I’m a bit of an historian by nature and often compare and contrast the past with the present. This sort of practice offers a lot of perspective about contemporary topics. After all, we didn’t just end up in this place, both literally and figuratively. In order grasp the meaning and intention of personalized learning and pursue its promised benefits, it’s important to start with the history behind it as well.
As 21st century as it may seem, personalized learning has its roots in early American history. More than that, it’s a product of a centuries-long, and uniquely American, quest for an educated and informed democracy.
Enter Thomas Jefferson. As the revolutionary war was raging on, Thomas Jefferson introduced a bill to the Virginia state legislature, calling for the formation of a public system that provided citizens with educational opportunities “without regard to wealth, birth or other accidental condition or circumstance.” In Jefferson’s eyes, education was essential to the “preservation of freedom and happiness.”
And it makes sense, democracies need discerning and informed voters, independent and critical thinkers, and capable and equipped workers. However, this was a massive departure from the disparate and deeply inadequate education system that came before. While the bill was ultimately rejected, it’s relevant here because it, one, aligns the success of democracies with education, and it, two, sets in motion the pursuit of a public education system.
**I cannot fail to add that people of color and women were not included in Jefferson’s legislation.
Then, as the nineteenth century commenced, popular opinion embraced the concept of public, universal education, which is where we meet the second character in this saga, John Lancaster.
In the four walls of the fabled schoolhouse, Lancaster introduced what we would now call a competency-based model of education, known as the Lancaster System or the Monitorial System.
Under the system, students were grouped based on competency levels in reading, writing, and math. To accommodate the groupings, the learning progression was mapped into sequences with students being assigned to different sequences based on ability. Because the progressions were specific to each content area, a student may be in a beginner sequence in math but a more advanced reading sequence.
The lessons were then delivered by more expert students called monitors, while the teacher oversaw the entire process. Students progressed alongside their skills and would repeat sequences as needed, giving a nod to mastery-based education.
As the century progressed, the Lancasterian model was popularized and spread both within the United States and abroad, continuing until the end of the century. The eventual move away from this system was a byproduct of urbanization in the United States, which resulted in overcrowding in cities and, in our case, the overcrowding of schools.
With rising student populations, the small-group model was overwhelmed and untenable for the infrastructure and capacity of most urban schools. In response to these existential forces, age grading, meaning students were grouped into classrooms based on age, became the new norm. The logic was that students of a similar age were expected to have a shared level knowledge and skills, the capacity to learn at a similar pace, and a propensity to learn in like ways.
This premise of age grading gave way, as Dockterman explains, to a system of accountability built around grade-level expectations: standards and standardized tests, retention and graduation rates.

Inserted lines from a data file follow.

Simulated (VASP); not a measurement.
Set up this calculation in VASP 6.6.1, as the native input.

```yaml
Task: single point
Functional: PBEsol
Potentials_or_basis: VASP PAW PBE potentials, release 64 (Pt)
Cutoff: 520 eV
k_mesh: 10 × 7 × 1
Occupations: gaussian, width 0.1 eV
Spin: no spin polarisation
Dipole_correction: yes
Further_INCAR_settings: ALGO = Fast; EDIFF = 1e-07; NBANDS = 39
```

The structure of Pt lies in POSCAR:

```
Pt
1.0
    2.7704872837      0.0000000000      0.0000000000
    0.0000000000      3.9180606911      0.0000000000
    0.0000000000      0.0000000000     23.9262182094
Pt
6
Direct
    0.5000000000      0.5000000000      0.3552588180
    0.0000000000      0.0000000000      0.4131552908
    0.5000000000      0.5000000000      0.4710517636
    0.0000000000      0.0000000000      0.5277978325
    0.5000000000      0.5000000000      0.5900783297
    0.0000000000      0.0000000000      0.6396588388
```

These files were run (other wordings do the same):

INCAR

Classrooms housed neat rows of students with a teacher delivering a lecture at the front to drill in a prescribed list of knowledge and skills that would then be assessed. Under this system, student performance was reflected in a normal distribution along a bell curve, believing that student capability was fixed with inevitable pockets of high-achievers and low-performers and a majority of students clumped somewhere in the middle.
Sound familiar? That’s because it is the model of schooling that has continued through today.
Most have probably heard this maligned to the factory model of schooling. And in a lot of ways, this is an apt metaphor – student knowledge built along on an assembly line of instruction that compounds from grade to grade, or rather workstation to workstation. The flaw is that learning isn’t conducive to standardization. So rather than students graduating with equal sets of knowledge and skills, the result is quite the opposite.
In sticking with the factory metaphor, students don’t start off the same and they don’t learn in the same way so one-size-fits-all parts don’t fit, fall off, or tenuously cling to the structure, and what results is discombobulated and incomplete.
That said – and here is where historical context is necessary – this approach is a result of the economic reality of the time. The sort of mass urbanization that happened under the industrial revolution had never been seen in modern history before. Sprawling populations challenged almost every tentacle of public services, and the results, like in education, persist today.
At the time, a standardized, age-graded approach was a tangible solution, however strenuous, to overcome the preeminent challenges spawned by mass urbanization. Moreover, the so-called factory model of schooling’s intention wasn’t necessarily to funnel people to factories. Instead, it was an effort (at its best and in the most optimistic light) to preserve the right to education for the “preservation of freedom and happiness.”
Now for a lightning round of student-centric reforms.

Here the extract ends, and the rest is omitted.